Bloom & Wild is the UK's leading direct-to-consumer flower delivery brand, known for its letterbox-friendly packaging and subscription model. Founded in 2013 by Aron Gelbard and Ben Reed, it raised SEIS-qualifying investment in its earliest rounds before progressing through EIS-qualifying rounds and ultimately institutional venture capital, reaching a Series D in 2021 that valued the company at over £150 million.
The SEIS to EIS progression
Bloom & Wild's funding journey illustrates the typical SEIS-to-EIS progression that characterises many successful UK startups. The company raised its earliest capital under SEIS — small amounts from angel investors to prove the concept and validate the letterbox delivery innovation. As it grew beyond the SEIS thresholds, it moved to EIS-qualifying rounds, giving a new group of investors access to 30% income tax relief and CGT exemption.
This progression is important for investors to understand: investors in the SEIS rounds received 50% income tax relief but invested in an earlier, riskier stage. Investors in the EIS rounds received 30% relief but at a point where the company had demonstrated commercial traction. Both sets of investors ultimately benefited from the company's subsequent growth.
The investor experience across rounds
Investors who participated in Bloom & Wild's early SEIS and EIS rounds and held through the Series D have seen substantial valuation growth in their shares. The company has been consistently profitable relative to its venture-backed peers and has expanded internationally. As with other private companies, full liquidity remains dependent on a future exit — but secondary sales have provided partial liquidity at various points.

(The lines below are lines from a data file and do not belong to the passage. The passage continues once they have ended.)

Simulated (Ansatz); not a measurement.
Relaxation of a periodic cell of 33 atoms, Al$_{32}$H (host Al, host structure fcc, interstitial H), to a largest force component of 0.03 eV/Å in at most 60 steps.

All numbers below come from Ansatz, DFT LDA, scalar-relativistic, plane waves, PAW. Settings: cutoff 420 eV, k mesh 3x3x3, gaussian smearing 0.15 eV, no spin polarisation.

What the Bloom & Wild story illustrates
A consumer brand with genuine product differentiation (the letterbox format was a meaningful innovation), strong customer retention economics (subscription and repeat purchase), and disciplined capital allocation can grow from SEIS-stage startup to a business of scale while delivering meaningful returns to early investors who held through the growth. The EIS structure ensured that qualifying investors shared in that growth on an after-tax basis.